Helene Blowers has a thought-provoking entry on her blog, Library Bytes, about e-books.
Here's just a snippet:
When I hear folks talk about the future of the book and wonder how libraries with thrive with this new digital age, I can’t help but think that we’re being short sighted when we only talk about the digital book’s impact to reading and the miss the greater opportunity that this format can provide, which is the networked creation and sharing of new knowledge.
Reading at its core is a consumption activity that at it’s best is a solitary pursuit. When we read, we consume and amass someone else’s knowledge and stories. For many of us it’s an escape from our own day-to-day by providing the ability to jump inside someone else’s head. The jump from print to digital actually doesn’t change any of this. Reading is still reading, an activity centered on the consumption and transfer of knowledge.
However, when I think about the book as digital format, I see a much bigger perspective unfolding. Not only is knowledge no longer bound to its physical format, it’s no longer bound as medium designed primarily for consumption. With digital formats offering the ability to connect with other readers (consumers you might even say) over networked platforms, the consumption of knowledge can actually become a participatory activity resulting in the creation and sharing of new knowledge.
But you really should go over there and read "Future of the book is not a container question" in full. Helene's blog is one I regularly read and from which I always take something new. Will Richardson has an article on 'cloud books' here - he's another blogger worth reading regularly.

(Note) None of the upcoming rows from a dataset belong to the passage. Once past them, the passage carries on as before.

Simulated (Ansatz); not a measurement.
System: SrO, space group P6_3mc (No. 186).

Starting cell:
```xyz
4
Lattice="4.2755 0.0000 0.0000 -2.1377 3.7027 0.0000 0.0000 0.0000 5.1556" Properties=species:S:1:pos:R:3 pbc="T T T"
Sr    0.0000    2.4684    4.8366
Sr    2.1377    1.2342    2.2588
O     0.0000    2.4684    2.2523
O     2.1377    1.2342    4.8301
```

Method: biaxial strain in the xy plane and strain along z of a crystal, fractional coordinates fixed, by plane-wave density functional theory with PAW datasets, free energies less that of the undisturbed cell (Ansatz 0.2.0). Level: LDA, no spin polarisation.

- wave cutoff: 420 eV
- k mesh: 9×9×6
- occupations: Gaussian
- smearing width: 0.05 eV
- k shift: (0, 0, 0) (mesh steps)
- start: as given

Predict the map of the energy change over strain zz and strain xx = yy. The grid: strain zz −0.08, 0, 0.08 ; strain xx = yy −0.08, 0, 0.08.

What I wonder, about 'books' one can read where others have commented, where the text is not only the author's, but that plus the input of others, is whether I want the input of others... speaking for myself, I'm not ackershully expecially interested if someone says, "darcy is COOL" in the marginalia of an 'unbound' e-copy of P&P. Maybe with nonfiction it could be different. Although I was involved in an online library conference a while back, and the comments of other participants on the presentations there didn't seem, to me, to add much to my experience of it - no offence meant to other participants. And what if I'm reading some fabulous suspenseful and some spoilsport reader of the same e-copy has commented and gives away a key plot point? How do you choose which comments to accept/see?
Maybe it's like graphic novels - I just haven't got them yet, they seem to me less subtle, slower, less engaging than prose/word books. Of course I have them in the library, and they have their mad enthusiasts, and that's all well and good.
If "we read to know we are not alone" (CS Lewis) then I'm still not sure where my own boundaries are.